Nvidia’s RTX 5050 Launch Stumbles in First Review
If you’ve been wondering why Nvidia didn’t flood reviewers with RTX 5050 units, the answer may be performance. Quasar Zone, a trusted tech site in Korea, has delivered one of the first full reviews—and the outlook isn’t promising.
The card in question is the Colorful iGame RTX 5050, equipped with a Blackwell GPU, 2560 CUDA cores, 8GB of GDDR6 VRAM, and a 128-bit memory interface, all at a target MSRP of $250. Unfortunately, benchmarks show the RTX 5050 barely keeping up with the RTX 4060—a two-year-old GPU that itself wasn’t exactly a standout.
Worse yet, Intel’s Arc B580—also $250 but with 12GB of memory—beats the RTX 5050 in synthetic testing, although game benchmarks are much closer. Intel’s driver issues still hold it back in some titles, but the trend is clear: Nvidia’s newcomer isn’t shaking up the budget segment.

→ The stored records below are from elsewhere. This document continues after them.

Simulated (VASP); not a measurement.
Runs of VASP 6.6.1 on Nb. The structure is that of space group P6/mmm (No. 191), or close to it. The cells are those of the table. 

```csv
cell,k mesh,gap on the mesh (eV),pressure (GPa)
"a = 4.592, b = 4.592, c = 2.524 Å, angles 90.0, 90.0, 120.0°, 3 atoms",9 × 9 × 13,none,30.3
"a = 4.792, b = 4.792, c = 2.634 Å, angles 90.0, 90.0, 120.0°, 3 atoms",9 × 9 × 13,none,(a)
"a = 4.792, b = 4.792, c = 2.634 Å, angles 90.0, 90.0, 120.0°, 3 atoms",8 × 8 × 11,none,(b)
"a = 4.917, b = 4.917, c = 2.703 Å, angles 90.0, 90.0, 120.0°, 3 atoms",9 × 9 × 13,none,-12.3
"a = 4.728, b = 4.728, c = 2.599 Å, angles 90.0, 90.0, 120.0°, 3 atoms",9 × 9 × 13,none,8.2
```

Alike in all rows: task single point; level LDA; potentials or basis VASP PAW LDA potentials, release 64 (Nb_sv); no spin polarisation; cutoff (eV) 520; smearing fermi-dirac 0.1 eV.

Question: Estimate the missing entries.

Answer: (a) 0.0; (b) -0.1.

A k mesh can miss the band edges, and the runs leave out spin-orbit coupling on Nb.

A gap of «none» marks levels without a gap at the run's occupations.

There is one saving grace for Nvidia: DLSS Frame Generation. When enabled, this feature lets the RTX 5050 leap ahead of the RTX 4060 by a wide margin, with double the effective framerate in some tests. That makes the card appealing for single-player or cinematic gaming experiences. But competitive gamers and purists who dismiss artificial frames won’t be swayed.
In the end, the RTX 5050 feels like a weak answer to rising competition. But with Nvidia raking in record profits from the AI sector and enjoying near-total dominance in the GPU market, it may simply not care about the lower end anymore.